Recently I built a sofa and the casters legs I put on it are now buckling. I’m not too sure why. I have used pine so maybe it is too soft a wood to take the pressure? I’d really appreciate your help. It is such a shame that I may have failed at the last hurdle. – Chris Churchill
Tim Inman: Short answer: The structure is not strong enough to hold the stresses magnified by that caster design. Longer version: These casters are always a problem. They are attractive, and often seen in period antiques, especially “slipper” chairs and occasional tables. But, the “caster” provided by putting the center of the wheel so far behind the center of the weight vector (line of force) dramatically increases the torque or stress load put on the wood. To illustrate it another way, putting the center of the wheel that far behind the leg is like adding a long lever to bend that leg out of place when the weight load goes on! The chair rails or skirting pieces have probably broken out. I’ve been restoring furniture for decades, and I see these breaks frequently.
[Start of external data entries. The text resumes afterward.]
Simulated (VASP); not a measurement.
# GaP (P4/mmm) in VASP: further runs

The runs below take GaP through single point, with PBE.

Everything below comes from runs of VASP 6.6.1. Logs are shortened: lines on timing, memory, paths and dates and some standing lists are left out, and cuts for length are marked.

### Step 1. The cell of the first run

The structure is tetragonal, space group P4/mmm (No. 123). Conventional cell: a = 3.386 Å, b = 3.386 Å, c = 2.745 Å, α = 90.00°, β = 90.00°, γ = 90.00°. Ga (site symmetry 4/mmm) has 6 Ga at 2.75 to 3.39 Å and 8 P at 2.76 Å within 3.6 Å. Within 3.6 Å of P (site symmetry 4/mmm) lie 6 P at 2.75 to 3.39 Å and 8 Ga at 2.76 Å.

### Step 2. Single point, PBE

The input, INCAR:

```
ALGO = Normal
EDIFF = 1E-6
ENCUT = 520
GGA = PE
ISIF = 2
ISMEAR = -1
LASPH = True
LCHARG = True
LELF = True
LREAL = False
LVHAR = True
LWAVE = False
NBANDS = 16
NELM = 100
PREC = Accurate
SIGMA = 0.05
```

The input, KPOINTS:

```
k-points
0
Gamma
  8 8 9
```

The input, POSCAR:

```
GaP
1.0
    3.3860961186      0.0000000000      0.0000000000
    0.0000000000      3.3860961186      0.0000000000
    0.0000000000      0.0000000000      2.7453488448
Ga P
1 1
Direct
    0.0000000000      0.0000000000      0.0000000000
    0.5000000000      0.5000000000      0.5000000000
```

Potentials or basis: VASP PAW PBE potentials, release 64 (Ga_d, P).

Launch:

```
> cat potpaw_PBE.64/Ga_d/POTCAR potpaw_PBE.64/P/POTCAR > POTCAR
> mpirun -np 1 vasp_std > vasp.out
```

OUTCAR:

On newer furniture, the chair skirting is often held in place on the leg by just a couple of dowels on either side. They never hold. True mortise and tenon joints break out, too. One suggestion for a “fix” would be to go up inside the chair and install a piece of wood diagonally across the leg to reinforce the joint with triangulation. The new wood should be the same width as the skirting, and about 6-inches long. Cut 45-degree miters on the ends so you get a nice surface fit. Attach it to both pieces of the skirting with glue and screws, and put a lag screw through it in the center, that goes into the leg itself. This provides a stronger support. This cornering system is often seen in both new and older furniture.